The biggest hangup that needs to be fought are all my ingrained conceptions of what "right" learning consists of. For example, I'm sure many have fought with the hangup of being tempted to read a book cover to cover, from fear of the book police, when only a few sections or fewer may be of actual value. This is largely stuck in my own head, for I still hold onto the emotional belief that a book can only be productively learned if studied like that in a formal school setting, when really drastically different methods could save me time by having me pick out only the useful sections, when they're useful, and still being able to integrate it into my mind without running into the error one would in, say, trying to learn multiplication before addition.

Style:

It nearly redundant to the above, but still worthy of individual consideration. Like above, this means that I'll need to devise new methods to suit different situations: Reading and writing at home, talking in the car, internal thinking at work, etc. Only this facet addresses how effective these methods could be on my own personal being. In the past, a lot of stubbornness through hold steadfast to fallacies have hindered my learning before.  

My hearing-impairment, for instance, once made me feel extremely unconfident in my ability to comprehend through listen, so I would frequently self-sabotage myself by purposely lowering my attention whenever I was asked to learn by listening, because I would always wait until reading or written instruction was available. There's nothing wrong with my listening comprehension; it's was my own lack of confident in it that nullified its ability.

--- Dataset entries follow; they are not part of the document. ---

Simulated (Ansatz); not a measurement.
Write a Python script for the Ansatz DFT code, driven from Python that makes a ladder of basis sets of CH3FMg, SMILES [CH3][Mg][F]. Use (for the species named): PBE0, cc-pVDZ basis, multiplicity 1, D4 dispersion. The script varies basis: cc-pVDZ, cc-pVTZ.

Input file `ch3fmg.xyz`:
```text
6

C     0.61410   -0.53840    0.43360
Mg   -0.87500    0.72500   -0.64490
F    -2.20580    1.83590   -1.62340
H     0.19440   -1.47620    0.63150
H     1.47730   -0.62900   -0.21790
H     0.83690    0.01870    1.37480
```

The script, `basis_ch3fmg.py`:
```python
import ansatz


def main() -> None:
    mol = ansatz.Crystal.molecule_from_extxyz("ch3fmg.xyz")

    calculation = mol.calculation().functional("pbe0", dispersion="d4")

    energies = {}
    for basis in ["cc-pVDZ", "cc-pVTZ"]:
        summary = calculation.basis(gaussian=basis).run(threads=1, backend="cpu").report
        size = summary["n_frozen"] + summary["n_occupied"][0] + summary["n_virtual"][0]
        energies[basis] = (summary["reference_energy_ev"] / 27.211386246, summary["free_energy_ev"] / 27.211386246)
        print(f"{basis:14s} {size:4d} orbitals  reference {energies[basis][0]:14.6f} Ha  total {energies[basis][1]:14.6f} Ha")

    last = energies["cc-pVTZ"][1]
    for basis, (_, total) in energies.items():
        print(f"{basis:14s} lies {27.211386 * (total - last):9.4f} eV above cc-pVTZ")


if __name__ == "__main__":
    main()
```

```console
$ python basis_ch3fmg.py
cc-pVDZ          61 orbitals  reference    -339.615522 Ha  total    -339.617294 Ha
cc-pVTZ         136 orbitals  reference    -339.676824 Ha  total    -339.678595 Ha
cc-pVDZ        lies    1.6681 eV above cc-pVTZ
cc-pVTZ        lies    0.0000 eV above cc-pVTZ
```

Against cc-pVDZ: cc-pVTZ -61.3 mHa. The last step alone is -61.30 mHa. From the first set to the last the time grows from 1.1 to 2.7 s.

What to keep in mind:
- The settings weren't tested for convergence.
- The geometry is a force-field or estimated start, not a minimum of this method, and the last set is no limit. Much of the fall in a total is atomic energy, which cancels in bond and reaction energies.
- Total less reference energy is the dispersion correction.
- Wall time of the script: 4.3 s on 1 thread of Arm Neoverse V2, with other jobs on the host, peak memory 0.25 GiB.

Same goes for the new methods I'll have to devise. In my mind there still exists some stubborn errors about what good learning entails. For instance, part of my emotions still stubbornly adheres to the belief that, in note-taking, I must have one entire notebook dedicated to one singular book or subject, which in effect feeds into the belief that I must study a book cover to cover, lest I be buried in notebooks each with only a few pages filled. These new methods will require new note-taking skills, specifically a way to organize notes, because if I'm only studying limited sections of a book or using a book for lectures also then I'll need a note-taking style to adapt to the fact few to no notebooks will be dedicated to one single textbook or subject or whatever.

Conceptual exercises:

AH YES . . . The thing I've been talking about for years, while failing dramatically to make a regular habit despite a sincere desire to habituate it. As per its nature of something I view as a true value, I have a hard time incorporating it, but never forget it.

With the honing, fixing, simplifying, and whatnot that I've done to this it would need its own article to explain, so for simplicity I'll just say that my conceptual exercises are merely a more advanced vocabulary exercise. Instead of just learning a word, its spelling, and its definite, I go beyond by trying to understand the essence of the term, how its connected to other concepts, how much information is required to fully understand it and fully ground it to reality, and what perceptual things it's attached to.

Sound like a lot of work? It is, which is why I've been having so much damn trouble making it a daily habit. I wanted to dedicate myself to do ten of such exercises per day, but have always failed because, man, it's a lot of work. It's a huge nuisance to interrupt the flow of my day to document a single word for later research, and every time I do the exercises there's a huge urge to want to rush through it, sacrificing understanding.

There might be only one solution: Make it a mindset. Instead of making this an isolated exercise where I collect words to research later and do in one fell-swoop exercise, I need to adopt a whole new way of thinking where these exercises seamlessly fit into my thinking habits without interference, so that I can do the exercises rapidly when I need or want to do it, so that it doesn't interrupt the flow of my work, eliminates the annoying nature, and makes is possible for me to go beyond ten concepts daily. The key is to make it a thinking habit, something that will come easily with practice, where eventually the resistance will cease and I'll begin to actually *want* to do them, or do them near-automatically through habit.

But man, that will be a lot of work. In creating new habits you've always got to fight the old ones, and it's always quite a, er, fight. Work that'll be worth it nonetheless.

* * * * * 

These are what I believe to be all that I need to consider in develop a new set of study methods, so that I can begin selecting books and begin studying, so that the potency of my mind rises and with it the strength of my character, my ability to get great things done, and eventually be a giant doing. To be able to perform great actions you must have great knowledge, and great knowledge requires effort in acquisition. No shortcuts or easy ways.

The next step from here is to, well, plan some more, this time explicitly. I'm going to get some paper out and plan out some explicit self-improvement, which I probably won't share here since tracking my self-improvement meticulously is both time-consuming and boring.

To start, I need to train my concentration and attitude. The concentration portion has been explained enough, but by attitude I mean I need to reignite a love of learning. Lately these past years I've have been so drastically overconcerned with the practical use of knowledge that it's paralyzed me from being able to choose a learning subject, as I worry too much about its immediate use. Instead I need to cultivate a general love of learning that will enable me to be interested in learning potentially anything I choose to set my mind on, and judiciously use in order to guide myself to the most useful areas and decide upon practical use later. Not all scientists know the practice uses of their discoveries right away; sometimes someone else figures it out, or they might figure it out at a later date. Worrying too much about practical use can disable one from exploring unknown areas that have no known use, but could surprise you with something useful if you only studied it.

It's time again to trek the fields of knowledge on my own terms, lest I'll never forgive myself for letting my potential slip away.